Just when you thought “Black Friday creep” had hit its limit, J.C. Penney is doing everyone better.
The struggling department store said on Monday it would open stores on Thanksgiving Day, November 23, at 2 p.m., a full hour earlier than last year and three hours before major rivals Macy’s and Kohl’s, in a move that illustrates just how desperately it needs a sales boot.
Penney raised eyebrows two years ago when it decided to open as early as 3 p.m., a time when director competitors were closed, raising legitimate questions about who exactly needs to be at J.C. Penney right when tens of millions of Americans are sitting down to table for their Thanksgiving meal. Walmart stores are typically open all Thanksgiving afternoon, but that can be explained by the fact that it is the country’s largest grocer: it starts its Black Friday sales at 6 p.m.
Its problems lately have been such that it needs every dollar of sales it can muster. So Penney is betting it can get incremental business while competitors’ stores are dark, profit margins hurt by extra labor costs be damned. Penney stores will stay open until normal closing hours on Friday, so they’ll be open 32 hours at most locations.
In contrast, Target decided it would close between midnight and 6 a.m. on Black Friday and is opening at 6 p.m. on Thanksgiving.
Penney’s shares recently hit an all-time low after it announced a much worse quarterly loss projection than expected, hurt by the enormous markdowns Penney has taken on the women’s wear shoppers have balked at, and only forecast a slight comparable sales increase of at most 0.8% for the current quarter.
And on Friday, Penney announced the departure of its chief merchant, a key role, just days before key holiday season kicks into high gear and said it was eliminating that c-suite job altogether, which the head buyers reporting directly to CEO Marvin Ellison from now on.

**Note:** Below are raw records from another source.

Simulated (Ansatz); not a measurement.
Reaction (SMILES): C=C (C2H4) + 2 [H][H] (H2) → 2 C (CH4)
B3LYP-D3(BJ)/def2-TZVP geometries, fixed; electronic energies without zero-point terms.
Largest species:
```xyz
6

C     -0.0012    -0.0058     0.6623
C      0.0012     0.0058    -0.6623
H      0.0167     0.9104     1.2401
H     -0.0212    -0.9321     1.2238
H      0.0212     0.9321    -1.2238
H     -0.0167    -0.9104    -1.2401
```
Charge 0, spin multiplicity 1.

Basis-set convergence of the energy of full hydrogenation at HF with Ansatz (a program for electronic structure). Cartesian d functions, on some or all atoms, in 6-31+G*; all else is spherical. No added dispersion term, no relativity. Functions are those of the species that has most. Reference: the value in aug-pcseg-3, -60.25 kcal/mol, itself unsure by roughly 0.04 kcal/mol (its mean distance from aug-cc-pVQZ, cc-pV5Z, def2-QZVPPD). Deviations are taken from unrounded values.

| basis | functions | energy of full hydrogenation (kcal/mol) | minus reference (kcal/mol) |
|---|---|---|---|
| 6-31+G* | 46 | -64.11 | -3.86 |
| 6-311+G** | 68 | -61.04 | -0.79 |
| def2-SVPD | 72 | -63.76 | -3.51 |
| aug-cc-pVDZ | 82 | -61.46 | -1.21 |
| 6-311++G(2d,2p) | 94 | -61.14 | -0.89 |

As is the case with other retailers, Penney is getting an earlier start on Black Friday deals, starting online promotions on the preceding weekend rather than they day before, and the company has already released its 72-page Black Friday circular, publishing it almost a week earlier than last year.
Penney at the start of this year disappointed investors when it reported a 0.8% drop in comparable sales for the 2016 holiday season, a weak showing given its aggressive promotions of its appliance business and reinvigorated e-commerce business, so it’s clear Penney is looking to avoid a repeat of that this year.